Thursday, April 06, 2006

Mark Helprin

This review was supposed to be part of a "Reviews of cool books you want to read even when not forced" article someone was writing for the school newspaper. I got jumped by old mister migraine (sometimes he's coy, sometimes he's brutal), so communicating with my species was temporarily removed from the list of possible activities. I finished it anyhow, and thought it would be a shame to waste it entirely.

Review of A Soldier of the Great War and Winter's Tale

Mark Helprin’s novels are magical realism, which accepts as truth everything in the half-world of imagination that you feel is true but must remind yourself is not. And in that it differs from fantasy, which is only what you wish were true.

What this means is that a 20-year-old feels that he can out-race the girl he loves, though her horse is far better than his, the mounted police, though they are trained soldiers, and even a train—and he does. A teenage boy is terrified that the smutty pictures hidden under his bed will defy the laws of physics and burn through the floor, dropping to the floor below and into his father’s hands at dinner—and they do. A white horse escapes his master, and the exhilaration of freedom explodes within him, so that he no longer runs, but flies.
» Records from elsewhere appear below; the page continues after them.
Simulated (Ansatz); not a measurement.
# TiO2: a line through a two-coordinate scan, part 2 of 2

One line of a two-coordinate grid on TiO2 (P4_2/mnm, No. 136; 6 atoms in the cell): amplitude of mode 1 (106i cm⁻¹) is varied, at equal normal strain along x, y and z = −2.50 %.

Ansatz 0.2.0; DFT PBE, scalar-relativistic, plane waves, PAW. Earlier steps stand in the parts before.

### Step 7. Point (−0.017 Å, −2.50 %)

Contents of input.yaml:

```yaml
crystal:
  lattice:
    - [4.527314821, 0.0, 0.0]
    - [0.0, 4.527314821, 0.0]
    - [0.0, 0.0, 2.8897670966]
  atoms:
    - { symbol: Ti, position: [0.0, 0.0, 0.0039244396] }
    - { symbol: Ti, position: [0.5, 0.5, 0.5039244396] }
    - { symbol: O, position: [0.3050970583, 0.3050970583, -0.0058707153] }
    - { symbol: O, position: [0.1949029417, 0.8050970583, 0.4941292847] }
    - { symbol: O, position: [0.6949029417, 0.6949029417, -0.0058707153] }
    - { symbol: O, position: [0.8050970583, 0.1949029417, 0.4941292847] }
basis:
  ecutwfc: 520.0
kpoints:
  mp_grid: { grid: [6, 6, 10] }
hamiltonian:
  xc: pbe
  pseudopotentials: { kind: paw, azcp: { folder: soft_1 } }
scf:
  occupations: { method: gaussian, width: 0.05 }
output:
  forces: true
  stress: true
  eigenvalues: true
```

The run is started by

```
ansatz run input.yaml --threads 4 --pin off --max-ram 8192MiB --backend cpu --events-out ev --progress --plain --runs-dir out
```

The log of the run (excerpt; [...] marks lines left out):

The greatness of the novels is that in freeing the world of imagination, intuition—which is also felt to be true—is freed and allowed to speak clearly. In the novel, a father is able to respond correctly when his son hurts him. The rational faculty might prompt him to forgive so that he will be forgiven, because his son didn’t really mean it, or because his relationship with his son is too precious to be lost. These are all true, but they merely surround the center of truth, which is that the father forgives the son because he knows that his son may never forgive himself.

And throughout, each sentence is a delight. Mr. Helprin clearly loves the English language and revels in his beloved’s charms.